Property tax rates will remain stable for at least the next two years in Fulton County, Georgia after Governor Nathan Deal signed new legislation into law.
The move has sparked strong reaction, both for and against the cap.
Act 135 prohibits Fulton County from raising its millage rate before January 1, 2015. It also requires approval by a supermajority of county commissioners for any rate increase proposed after that date.
Supporters say the measure is needed to curtail out-of-control spending. They say the rate cap will force county commissioners to make responsible decisions.
As Michael Fitzgerald, co-founder of the North Fulton & Friends Tea Party told the Atlanta Journal-Constitution, "Hopefully, the county commissioners will get the message that freewheeling spending is coming to an end."
Opponents, including Commission Chairman John Eaves said the legislation is an illegal intrusion into local government affairs and the county may challenge it in court.

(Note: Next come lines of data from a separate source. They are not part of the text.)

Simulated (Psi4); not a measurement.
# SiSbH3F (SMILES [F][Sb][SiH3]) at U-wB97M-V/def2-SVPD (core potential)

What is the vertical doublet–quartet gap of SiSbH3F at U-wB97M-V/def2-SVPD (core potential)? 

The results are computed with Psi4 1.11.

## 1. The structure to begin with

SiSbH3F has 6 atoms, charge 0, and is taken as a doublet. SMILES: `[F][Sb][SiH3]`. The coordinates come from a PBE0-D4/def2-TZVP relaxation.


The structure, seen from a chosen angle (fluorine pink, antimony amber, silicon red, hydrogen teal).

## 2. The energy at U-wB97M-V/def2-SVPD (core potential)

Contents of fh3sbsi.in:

"It's bad public policy. It's a bad precedent. And it's a clear violation of home rule, in my opinion," he said.
Eaves added that the county hasn't raised property taxes since 1991.
Credit Rating Dropped
Fitch Ratings citied the millage rate cap along with Fulton's reliance on reserve funds in deciding to lower the county's credit rating recently.
The agency said the millage cap will reduce the county's financial flexibility and it signifies a lack of cooperation between state and local officials.